This page is about instrumenting you R package or project for OpenTelemetry. If you want to start collecting OpenTelemetry data for instrumented packages, see Collecting Telemetry Data in the otelsdk package.
About OpenTelemetry
OpenTelemetry is an observability framework. OpenTelemetry is a collection of tools, APIs, and SDKs used to instrument, generate, collect, and export telemetry data such as metrics, logs, and traces, for analysis in order to understand your software’s performance and behavior.
For an introduction to OpenTelemetry, see the OpenTelemetry website docs.
The otel and otelsdk R packages
Use the otel package as a dependency if you want to instrument your R package or project for OpenTelemetry.
Use the otelsdk package to produce OpenTelemetry output from an R package or project that was instrumented with the otel package.
Complete Example
To instrument your package with otel, you need to do a couple of steps. In this section we show how to instrument the callr package.
Add the otel package as a dependency
The first step is to add the otel package as a dependency. otel is a very
lightweight package, so may want to add it as a hard dependency. This has
the advantage that you don't need to check if otel is installed every time
you call an otel function. Add otel to the Imports
section in
DESCRIPTION
:
Alternatively, you may add otel as a soft dependency. Add otel to the
Suggests
section in DESCRIPTION
:
If you add otel in Suggests
, then it makes sense to create a helper
function that checks if otel is installed and also that tracing is enabled
for the caller. You can put this function in any R file, e.g. R/utils.R
is a nice place for it:
is_otel_tracing <- function() {
requireNamespace("otel", quietly = TRUE) && otel::is_tracing_enabled()
}
Choose a tracer name
Every package should have its own tracer with a name that is unique for the
package. See default_tracer_name()
for tips on choosing a good tracer
name. Set the otel_tracer_name
variable to the tracer name. No need to
export this symbol. In callr, we'll add
otel_tracer_name <- "org.r-lib.callr"
to the R/callr-package.R
file.
Create spans for selected functions
Select the functions you want to add tracing to. It is overkill to add tracing to small functions that are called lots of times. It makes sense to add spans to the main functions of the package.

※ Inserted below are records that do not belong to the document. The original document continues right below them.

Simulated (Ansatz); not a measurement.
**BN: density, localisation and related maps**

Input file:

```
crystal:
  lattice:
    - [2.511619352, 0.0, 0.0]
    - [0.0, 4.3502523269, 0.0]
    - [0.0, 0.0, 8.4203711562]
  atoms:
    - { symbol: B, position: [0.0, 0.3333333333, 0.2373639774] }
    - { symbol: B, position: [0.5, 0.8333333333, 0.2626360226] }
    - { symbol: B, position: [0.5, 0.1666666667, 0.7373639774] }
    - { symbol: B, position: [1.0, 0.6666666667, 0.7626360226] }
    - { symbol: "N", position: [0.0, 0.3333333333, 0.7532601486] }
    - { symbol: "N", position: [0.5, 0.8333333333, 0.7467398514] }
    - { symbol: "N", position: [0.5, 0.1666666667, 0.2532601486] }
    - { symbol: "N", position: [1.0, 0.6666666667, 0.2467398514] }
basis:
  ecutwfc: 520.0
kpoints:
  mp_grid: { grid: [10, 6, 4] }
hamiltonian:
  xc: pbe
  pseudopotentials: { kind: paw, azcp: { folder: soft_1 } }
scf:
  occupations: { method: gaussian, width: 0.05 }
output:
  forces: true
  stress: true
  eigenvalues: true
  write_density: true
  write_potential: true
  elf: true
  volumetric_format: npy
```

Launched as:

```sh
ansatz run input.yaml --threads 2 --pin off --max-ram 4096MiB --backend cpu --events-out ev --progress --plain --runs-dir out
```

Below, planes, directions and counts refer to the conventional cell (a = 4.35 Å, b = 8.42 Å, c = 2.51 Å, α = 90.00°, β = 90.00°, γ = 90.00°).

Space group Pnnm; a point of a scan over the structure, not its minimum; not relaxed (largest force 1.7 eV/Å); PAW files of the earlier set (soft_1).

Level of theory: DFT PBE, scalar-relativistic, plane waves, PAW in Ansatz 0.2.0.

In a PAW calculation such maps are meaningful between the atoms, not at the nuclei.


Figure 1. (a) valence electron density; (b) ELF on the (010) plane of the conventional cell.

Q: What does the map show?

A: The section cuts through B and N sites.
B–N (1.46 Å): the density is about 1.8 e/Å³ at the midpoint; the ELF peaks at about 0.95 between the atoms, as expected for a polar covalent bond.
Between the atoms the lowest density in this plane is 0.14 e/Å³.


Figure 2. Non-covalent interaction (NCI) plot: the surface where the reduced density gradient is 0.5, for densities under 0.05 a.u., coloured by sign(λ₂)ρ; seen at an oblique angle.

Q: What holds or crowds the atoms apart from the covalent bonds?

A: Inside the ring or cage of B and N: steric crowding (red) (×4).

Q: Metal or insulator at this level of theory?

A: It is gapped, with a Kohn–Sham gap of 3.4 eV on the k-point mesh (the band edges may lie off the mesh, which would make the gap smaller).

The callr package has various ways of starting another R process and then running R code in it. We'll add tracing to the
functions first.
We add to callr::r()
in eval.R
:
if (is_otel_tracing()) {
otel::start_local_active_span(
"callr::r",
attributes = otel::as_attributes(options)
)
}
We use the
is_otel_tracing()
helper function, defined above.start_local_active_span()
starts a span and also activates it. It also sets up an exit handler that ends the span when the caller function (callr::r()
) exits.options
contain a long list of user-provided and other option, we add these to the span as attributes.
We add essentially the same code to callr::rcmd()
:
if (is_otel_tracing()) {
otel::start_local_active_span(
"callr::rcmd",
attributes = otel::as_attributes(options)
)
}
And to callr::rscript()
:
if (is_otel_tracing()) {
otel::start_local_active_span(
"callr::rscript",
attributes = otel::as_attributes(options)
)
}
Concurrency
An instance of the callr::r_session
R6 class represents persistent
R background processes. We want to collect all spans from an R process into
the same trace. Since the R processes are running concurrently, their
(sub)spans will not form the correct hierarchy if we use the default,
timing-based otel mechanism to organize spans into trees. We need to
manage the lifetime and activation of the spans that represent the R
processes manually.
A generic strategy for handling concurrency in otel is:
Create a new long lasting span with
start_span()
. (I.e. notstart_local_active_span()
!)Assign the returned span into the corresponding object of the concurrent and/or asynchronous computation. Every span has a finalizer that closes the span.
When running code that belongs to the concurrent computation represented by the span, activate it for a specific R scope by calling
with_active_span()
orlocal_active_span()
.When the concurrent computation ends, close the span manually with its
$end()
method orend_span()
. (Otherwise it would be only closed at the next garbage collection, assuming there are no references to it.)
This code goes into the constructor of the r_session
object:
if (is_otel_tracing()) {
private$options$otel_session <- otel::start_span(
"callr::r_session",
attributes = otel::as_attributes(options)
)
}
The finalize()
method (the finalizer) gets a call to close the span:
if (is_otel_tracing()) {
private$options$otel_session$end()
}
We also add (sub)spans to other operations, e.g. the read()
method gets
if (is_otel_tracing()) {
otel::local_session(private$options$otel_session)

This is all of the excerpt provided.